31 Days, 31 People

I have to imagine a lot of us have memories of those one or two teachers throughout our school days that left an impact on our life. In high school there were two for me, Mrs. McHenry who I wrote about the other day, and Mr. Williamson, my art teacher.

Mr. Williamson was fairly short in stature and he had a well-trimmed graying beard. A lot of the kids called him Papa Smurf. The art room was a walk across the football field away from the rest of our small town high school. The walls of the room were covered with student art and magazine articles of other artists work. I still remember the earthy smell of the red clay we used for ceramics projects. The art room was kind of a sanctuary for kids like me.

I think I had the art bug from a pretty early age, but learning from someone like Mr. Williamson really ingrained it into my system. I took at least one art class every year from grades 7–12. Yep, there was only one art teacher, but Mr. Williamson was incredibly well rounded as an artist. He taught us studio practices in photography, drawing, painting, ceramics and everything in between. The more classes you took the more depth of practice you’d gain. Every topic was hands-on learning.
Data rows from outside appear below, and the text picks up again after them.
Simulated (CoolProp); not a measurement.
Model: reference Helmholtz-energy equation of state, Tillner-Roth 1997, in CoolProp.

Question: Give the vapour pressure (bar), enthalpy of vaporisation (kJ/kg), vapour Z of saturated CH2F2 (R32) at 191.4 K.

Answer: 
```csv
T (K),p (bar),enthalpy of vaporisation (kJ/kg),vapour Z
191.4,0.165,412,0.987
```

Mr. Williamson was also a runner and coached the long distance running team. I didn’t really become much of a distance runner until after high school, but I remember going to visit him after high school when he still lived in Lincoln County, to let him know I’d finally experienced what he was talking about regarding connection between running and creativity. Running became a hugely important catalyst for me in clarity of mind and resourcefulness in creativity for a lot of years.

Mr. Williamson had an endearingly grumpy personality most of the time, but you could get past the grumpiness if you could show him you genuinely wanted to learn what he had to teach. I’m so incredibly grateful that I had the opportunity to learn from this true artist who, to this day, lives, breathes and practices his craft. Mr. Williamson always demonstrated that he knows who he is and what he loves, and he lives it. I learned from Mr. Williamson that the art you make is nothing without the life you live, the lessons you learn. What you take in from the world shapes what you put back out there. And it’s important to keep putting soul-filled work back out there.

I found an artist profile page for Mr. Williamson here, it was neat to see he hasn’t changed a bit.